Michelle Escoffery is an Ivor Novello Award and Brit Award-Winning Singer-Songwriter with more than thirty years of experience in the music industry. Having signed with both major and independent labels, and recognised for her creativity, musical ability and professional contributions, she currently sits on the Board of Directors for PRS for Music as a Writer-Director and on the Board of Trustees for PRS Foundation. Michelle is an educator, boutique label owner, live event organiser/promoter, consultant, masterclass facilitator, performance coach and vocal producer/arranger.
Michelle spoke with us who about her career, learning from her students, and how working with CLOCK keeps you on your toes.
Tell us your story. How did you get started in the music industry?
I came from a singing family. I was kind of born into it. My dad started my sisters singing as a group, so I started singing with my sisters around seven years old. I then went semi-professional at nine and then I went professional at sixteen. So, I would say around then was when I decided ‘yes I want to do this’. Up until that point, I had no desire to do it at all. It was just something fun I did. But I wouldn’t change that journey at all.
Aside from your career as a songwriter, you also work in music education. What skills do you take from writing into a lecture and vice versa?

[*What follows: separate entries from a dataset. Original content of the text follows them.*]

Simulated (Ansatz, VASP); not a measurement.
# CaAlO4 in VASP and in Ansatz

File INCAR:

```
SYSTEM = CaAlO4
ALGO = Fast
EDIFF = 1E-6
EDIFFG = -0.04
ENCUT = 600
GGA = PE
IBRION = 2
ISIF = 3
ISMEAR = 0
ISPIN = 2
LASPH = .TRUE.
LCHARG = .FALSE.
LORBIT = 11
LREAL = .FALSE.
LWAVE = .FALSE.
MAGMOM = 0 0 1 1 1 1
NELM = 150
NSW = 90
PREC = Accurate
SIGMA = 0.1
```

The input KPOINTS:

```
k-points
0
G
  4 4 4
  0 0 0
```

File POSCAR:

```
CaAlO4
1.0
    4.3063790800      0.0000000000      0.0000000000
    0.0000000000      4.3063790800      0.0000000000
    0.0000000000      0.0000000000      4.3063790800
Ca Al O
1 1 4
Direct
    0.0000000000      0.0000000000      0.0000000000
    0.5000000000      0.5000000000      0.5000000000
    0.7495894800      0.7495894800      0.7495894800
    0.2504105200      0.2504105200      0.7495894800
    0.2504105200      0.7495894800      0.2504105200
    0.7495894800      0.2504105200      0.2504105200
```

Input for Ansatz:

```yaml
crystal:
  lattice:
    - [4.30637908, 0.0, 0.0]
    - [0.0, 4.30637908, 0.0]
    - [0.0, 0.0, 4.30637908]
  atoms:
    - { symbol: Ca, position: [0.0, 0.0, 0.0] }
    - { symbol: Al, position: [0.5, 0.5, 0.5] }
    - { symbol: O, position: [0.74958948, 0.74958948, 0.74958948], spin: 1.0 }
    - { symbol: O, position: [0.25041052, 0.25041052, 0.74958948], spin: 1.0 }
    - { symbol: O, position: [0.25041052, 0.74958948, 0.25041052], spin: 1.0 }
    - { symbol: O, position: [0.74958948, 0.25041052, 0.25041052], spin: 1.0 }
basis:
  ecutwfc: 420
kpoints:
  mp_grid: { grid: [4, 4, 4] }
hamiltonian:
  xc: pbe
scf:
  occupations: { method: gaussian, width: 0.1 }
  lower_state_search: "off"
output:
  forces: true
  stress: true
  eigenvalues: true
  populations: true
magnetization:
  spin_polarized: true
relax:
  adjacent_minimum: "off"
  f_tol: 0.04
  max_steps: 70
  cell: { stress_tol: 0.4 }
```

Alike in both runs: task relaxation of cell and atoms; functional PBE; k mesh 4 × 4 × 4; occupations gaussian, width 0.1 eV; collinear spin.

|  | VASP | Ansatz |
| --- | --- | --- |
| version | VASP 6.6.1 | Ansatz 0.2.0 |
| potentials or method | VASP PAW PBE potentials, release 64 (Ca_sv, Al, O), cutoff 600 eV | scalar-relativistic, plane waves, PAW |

I guess that it is all about being agile, being adaptable and also just having the perspective of experience. I’m not sure I would call myself a teacher, I guess I am, but what I do is all about shared experience. Sharing tips, sharing skills or tools with my students as to how to get a good result in terms of say melody or lyric writing.
But teaching is more about shaping them, and I find that the most rewarding. That special moment when you discover students that have the raw talent and a real spark, and they might have a completely different way of doing things to me, but it works. Then I learn from them too, and those lessons help me as a songwriter all the time. It just proves there isn’t only one way to make music!
Tell us about your advocacy in the music industry. Why is that important to you?
For me, it’s always been that you approach a person as a human being first, so my advocacy is about that. It’s also about giving somebody who is emerging a chance. I think that first and foremost, we are all human beings, and we all have different barriers and limitations.
People always want people with experience or ask, ‘what was your last hit’, but if you’re just starting, you don’t have a ‘last hit’. So for me, it’s allowing people to develop, to find their style and to be heard by other people, so they feel affirmed. That’s really where I’ve been for the last twenty years.
I used to run a night called Kindred Spirit, which was all about non-elitism in music. So established artists performed with brand new artists as well as spoken word artists. They would all share the same stage, with the same band and everyone would be there collaborating. Stuff like that that has always been my thing.
You know, music isn’t about who has been doing it for longer. You can find an emerging artist who is amazing. Do you know what I mean? So it’s just giving people the opportunity to be seen, to be heard. Diversity is much more than just gender or race, it’s about the place you were raised, and your value system, it’s about lived experience and how they differ. That’s what I’ve tried to push with my advocacy.
Share some CLOCK highlights with us.
I think it’s the people, to be honest, and the fact that everything is always different. No CLOCK experience will ever be the same, and I love that. You don’t know what to expect, and even if you think you know what will happen, something else happens! The experience of working with other peers in other creative industries and then learning from that is great too.
Working with the Victoria Music Development Office was amazing! I wasn’t going and then I got a call from Denise asking me to fly out with the CLOCK team a few days later. It was just crazy. But those are the kinds of things that I love!
We had meetings one day and then the next day the boot camps all started. It was a 0-100mph type thing, but it was just so fun! It was great to meet other creatives as well, to see how they think differently and do things differently. You know in the UK, especially in music, it all centres around ‘me’. How do I fit in? What do I do on a project? Whereas in Australia it was very ‘we’ centred. It was interesting to see that cultural difference and then work with it. So for that reason, that experience has got to be up there as a CLOCK highlight!